Artificial Intelligence Machine Learning- Supervised Learning and Ensemble Techniques
Machine Learning is the field of computer science that gives computer systems ability to “learn” with data without being explicitly programmed.
Machine Learning is subset of Artificial Intelligence. Deep Learning is subset of Machine Learning.
There are 3 types of Machine Learning- Supervised Learning,Unsupervised Learning, Reinforcement Learning.
Supervised Learning starts with a training data set containing actual labels. Training data set is an amalgamation of independent and dependent (predictor) variables. For example, let’s consider banking problem statement where business has to predict if customer subscribes to a term deposit. A supervised learning algorithm works on millions of customer records with actual target variable (label) which represents subscription to term deposit, classify and predicts the new target value which has never seen before.
Supervised machine learning problems are of two types: Regression and Classification.
We have different supervised algorithms to work on these problems like Linear Regression, Logistic Regression, K- Nearest Neighbor (KNN), Naive Bayes (NB), Support Vector Machine (SVM) etc..
Ensemble learning is a ML technique where multiple models (often called “weak learners”) are trained to solve the same problem and combined to get better results. The main hypothesis is that when weak models are correctly combined we can obtain more accurate and/or robust models. Decision Trees, Bagging, Random Forest, Ada Boosting, Gradient Boosting, XGBM, Stacking are the most common algorithms used in ensemble techniques.
Data Science using Python
Context: Leveraged customer information of bank marketing campaigns to predict whether a customer will subscribe to term deposit or not. Different classification algorithms like Logistic Regression, KNN, Naive Bayes, SVM were used. Ensemble techniques like Random forest, Gradient Boosting were used to further improve the classification results.
You can download marketing bank data set from the following link,
I have done a case study on bank data set in Jupyter Notebook kernel and added insights to the patterns hidden in data. The goal of this project is a Classification model. Steps involved for to perform data science are Data pre-processing, Exploratory Data Analysis (EDA), Data Preparation, Split and seed data set into training and test sets, Build model (supervised and ensemble) , Train the model and make predictions using test set, Tune the model with various hyper parameters for better prediction, Cross validate all used models and declare best algorithm which performs well in terms of recall, mean, standard deviation and accuracy.

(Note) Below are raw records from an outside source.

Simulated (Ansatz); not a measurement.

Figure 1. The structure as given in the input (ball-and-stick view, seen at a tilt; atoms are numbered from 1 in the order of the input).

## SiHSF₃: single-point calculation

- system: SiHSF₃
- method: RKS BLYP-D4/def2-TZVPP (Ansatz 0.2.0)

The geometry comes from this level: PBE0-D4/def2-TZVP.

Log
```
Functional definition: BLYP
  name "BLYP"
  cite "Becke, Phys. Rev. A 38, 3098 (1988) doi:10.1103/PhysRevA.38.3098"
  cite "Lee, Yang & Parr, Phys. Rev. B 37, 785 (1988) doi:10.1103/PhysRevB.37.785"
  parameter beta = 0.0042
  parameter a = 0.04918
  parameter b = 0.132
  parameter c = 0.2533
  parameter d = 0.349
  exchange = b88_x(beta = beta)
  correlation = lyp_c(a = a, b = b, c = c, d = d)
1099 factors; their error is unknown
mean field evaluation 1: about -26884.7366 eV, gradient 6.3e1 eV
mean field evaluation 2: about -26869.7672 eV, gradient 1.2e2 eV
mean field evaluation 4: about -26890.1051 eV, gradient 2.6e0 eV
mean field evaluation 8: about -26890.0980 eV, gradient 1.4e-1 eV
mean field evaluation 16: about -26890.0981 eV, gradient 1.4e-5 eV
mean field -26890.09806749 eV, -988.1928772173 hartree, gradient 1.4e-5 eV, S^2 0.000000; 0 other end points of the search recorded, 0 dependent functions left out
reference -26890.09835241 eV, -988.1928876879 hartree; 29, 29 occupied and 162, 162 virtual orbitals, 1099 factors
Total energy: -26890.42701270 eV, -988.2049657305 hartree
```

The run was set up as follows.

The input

- Importing necessary python libraries for machine learning (numpy, pandas, seaborn, matplotlib, scipy, sklearn).
- Read bank dataset, load data into pandas data frame object and checking for top sample 50 records.

- In Exploratory Data Analysis, we can check for data object shape, feature importance (correlation), check the presence of missing values, check for distribution of data, checking presence of outliers using box plot(data skew-ness), 5 point summary.
- Data preparation involves converting object column types to categorical columns, replacing unknown values, hot coding categorical columns.



- Using zscore we can also check the presence of outliers.

- We have to ensure of removing outliers from data or else if model deployed into production with outliers may lead to erroneous predicted values with misclassifications and wouldn’t perform well. Below is the way to handle outliers.

- Now I’m splitting my filtered dataset to training and test sets of 70:30 ratio respectively.

- Train the data with supervised classification algorithms, ensemble methods and predict the values for test data.



- A Confusion matrix is a table with correct and incorrect predictions and are summarized by counts broken down by each class. Table comes with 2 rows x 2 columns: TP, FP, FN, TN.
- TN / True Negative: when a case was negative and predicted negative.
- TP / True Positive: when a case was positive and predicted positive.
- FN / False Negative: when a case was positive but predicted negative.
- FP / False Positive: when a case was negative but predicted positive

- Classification report is used to measure the quality of predictions from a classification algorithm. How many predictions are True and how many are False.
- Precision – Accuracy of positive predictions.
Precision = TP/(TP + FP) - Recall: Fraction of positives that were correctly identified.
Recall = TP/(TP+FN) - F1 score is a weighted harmonic mean of precision and recall such that the best score is 1.0 and the worst is 0.0.
F1 Score = 2*(Recall * Precision) / (Recall + Precision)


- Cross-validation is a resampling procedure used to evaluate machine learning models on a limited data sample. A single parameter called k that refers to the number of groups that a given data sample is to be split into. As such, the procedure is often called k-fold cross-validation.
- Final step is to cross validate all machine learning models based on accuracy and recall and find insights of model performance on data.

- Algorithm comparison based on “accuracy”



- Algorithm comparison based on “recall”



From above insights Gradient Boosting algorithm is an Ensemble technique performs well for this classification problem in terms of both accuracy and recall.